Swimbaits undulate in the water like an Olympic swimmer, making them irresistible to reluctant redfish.
In today’s uncertain economic climate, many boat manufacturers and dealers are reporting lower-than-normal new boat sales. I believe I have discovered a new trend. I call it the boat makeover. Instead of buying a new boat, many owners are opting to refurbish their existing boats.
This makeover can range from a simple wash and wax to a more expensive upgrade of accessories and electronics. It allows you to reinvent that feeling you had when your boat was new.

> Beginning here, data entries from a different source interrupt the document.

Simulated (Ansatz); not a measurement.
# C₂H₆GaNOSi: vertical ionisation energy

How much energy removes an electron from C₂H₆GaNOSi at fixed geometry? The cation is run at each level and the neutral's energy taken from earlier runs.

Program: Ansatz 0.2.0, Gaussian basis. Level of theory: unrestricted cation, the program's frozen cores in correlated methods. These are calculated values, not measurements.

I see boats of all types and sizes come through my shop. Many are kept in excellent condition, but there are those that appear to be owned by Pig Pen of Peanuts fame. It is so easy to take your boat to the local pressure wash facility and remove a large portion of that dirt. Once you have done the preliminary cleaning, you can concentrate on the more difficult areas. You will probably have to use some elbow grease and a heavy-duty cleaning solution, but these extra dirty areas can be cleaned. Once the boat is cleaned, you can compound and wax the hull for an even better look.
There is an alternative to all this hard work. You might hire a detail shop to clean, compound and wax your boat for you. There are many of these shops that specialize in automotive detailing, but they will also detail boats upon request.
Once your boat is cleaned and waxed, inspect the upholstery and carpet. Upholstery should be treated with a preservative to help keep it from being weathered. Minor cracks and tears in the upholstery can be repaired. If the seats are too far gone, you may be able to order replacement seats through your local boat dealer, or you may want to consult an upholstery shop to have them recover your existing seats.
If your boat’s floor is covered with carpeting that has gone bad, you will have to do a little research to determine which course of action to take. Carpeting can be replaced with new carpet, or you may wish to replace it with some other form of flooring. Probably the most popular alternative is to have the floor painted with a non-slip finish. Other alternatives include rubber matting and spray-on bed lining similar to that which is so popular for pickup truck beds.
Now that you have taken care of the cosmetics of your boat, it is time to look at the mechanical aspects of the rig. Probably the most obvious place to start would be the dashboard. Are all of your instruments in good working order? Are all of the lenses clear and the gauges easy to read? Do your switches and fuses activate properly?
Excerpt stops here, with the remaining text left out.